Etherlinx, plans to offer high-speed wireless access to the Internet at inexpensive prices. (NYT)
June 10, 2002 7:52 AM   Subscribe

Etherlinx, plans to offer high-speed wireless access to the Internet at inexpensive prices. (NYT) Without venture capital backing, in a garage just six blocks from the garage where Steven P. Jobs and Stephen Wozniak launched Apple Computer 26 years ago, Mr. Holt is making his clever and inexpensive radio repeater by modifying inexpensive Wi-Fi cards, the circuitry that sends and receives the signals. Their ambitious target: the cable and phone companies that currently hold a near-monopoly on high-speed access for the "last mile" between the Internet and the home.
posted by semmi (2 comments total)
 
First response: mesh would be good for reliability, using existing hardware modified with new software is a neat concept.

Second response: we've been delivering wireless for almost 4 years off of grain elevators in rural Illinois, nothing about it is cheap or easy, and bandwidth itself is still not an incidental expense(see recent noises about monthly bandwidth usage caps on cable or DSL).

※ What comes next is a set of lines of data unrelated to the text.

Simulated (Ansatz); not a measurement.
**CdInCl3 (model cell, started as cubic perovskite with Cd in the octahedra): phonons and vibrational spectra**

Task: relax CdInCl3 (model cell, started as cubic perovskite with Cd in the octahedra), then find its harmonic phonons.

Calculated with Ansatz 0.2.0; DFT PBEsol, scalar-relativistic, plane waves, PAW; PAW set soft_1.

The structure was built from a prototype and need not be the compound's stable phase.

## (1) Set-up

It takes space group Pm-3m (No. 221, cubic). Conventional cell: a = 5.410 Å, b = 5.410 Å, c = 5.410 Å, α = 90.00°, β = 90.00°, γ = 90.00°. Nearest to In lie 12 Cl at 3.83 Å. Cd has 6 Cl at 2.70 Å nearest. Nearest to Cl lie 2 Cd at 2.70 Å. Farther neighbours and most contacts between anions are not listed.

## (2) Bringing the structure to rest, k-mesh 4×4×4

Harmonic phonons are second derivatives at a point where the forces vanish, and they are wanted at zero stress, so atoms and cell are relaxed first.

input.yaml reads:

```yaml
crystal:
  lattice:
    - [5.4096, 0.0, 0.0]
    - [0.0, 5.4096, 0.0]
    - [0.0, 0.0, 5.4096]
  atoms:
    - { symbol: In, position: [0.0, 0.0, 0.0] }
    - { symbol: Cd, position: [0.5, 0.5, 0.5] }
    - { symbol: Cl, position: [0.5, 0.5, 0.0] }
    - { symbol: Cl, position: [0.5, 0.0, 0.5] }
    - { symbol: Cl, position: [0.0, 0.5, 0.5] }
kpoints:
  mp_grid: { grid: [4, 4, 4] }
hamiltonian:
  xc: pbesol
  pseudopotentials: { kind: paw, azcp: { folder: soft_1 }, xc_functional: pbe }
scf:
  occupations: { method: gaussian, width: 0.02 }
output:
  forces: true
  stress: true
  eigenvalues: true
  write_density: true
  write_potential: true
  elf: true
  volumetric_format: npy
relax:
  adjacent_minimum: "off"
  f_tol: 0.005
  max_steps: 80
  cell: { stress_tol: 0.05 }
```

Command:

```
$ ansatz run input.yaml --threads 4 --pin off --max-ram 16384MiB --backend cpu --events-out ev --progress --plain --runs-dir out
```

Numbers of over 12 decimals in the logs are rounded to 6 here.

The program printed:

Also, how many $200K garage operations end up with meetings with Intel CEO Craig Barrett and NYT articles? Seems someone might have a little charisma and their own reality distortion field working it's mojo. That's OK, as long as they have some engineering to go with it.
posted by dglynn at 8:27 AM on June 10, 2002


Every wireless method so far has fallen victim to trees, hills and tall buildings.
You can get around buildings OK, hils are a bit more problematic.
but trees ... trees suck. Big blobs of standing water that absolutley kill 802.11b reception. I almost can't get a wireless connection because of one stinking pine tree (that's not on my land)
I've got friends that live further out that can't get anything but 33.6 because of the crappy old phone lines put in 50 years ago.
If they can get licensed to put repeaters on telephone poles then it will be a good last mile solution.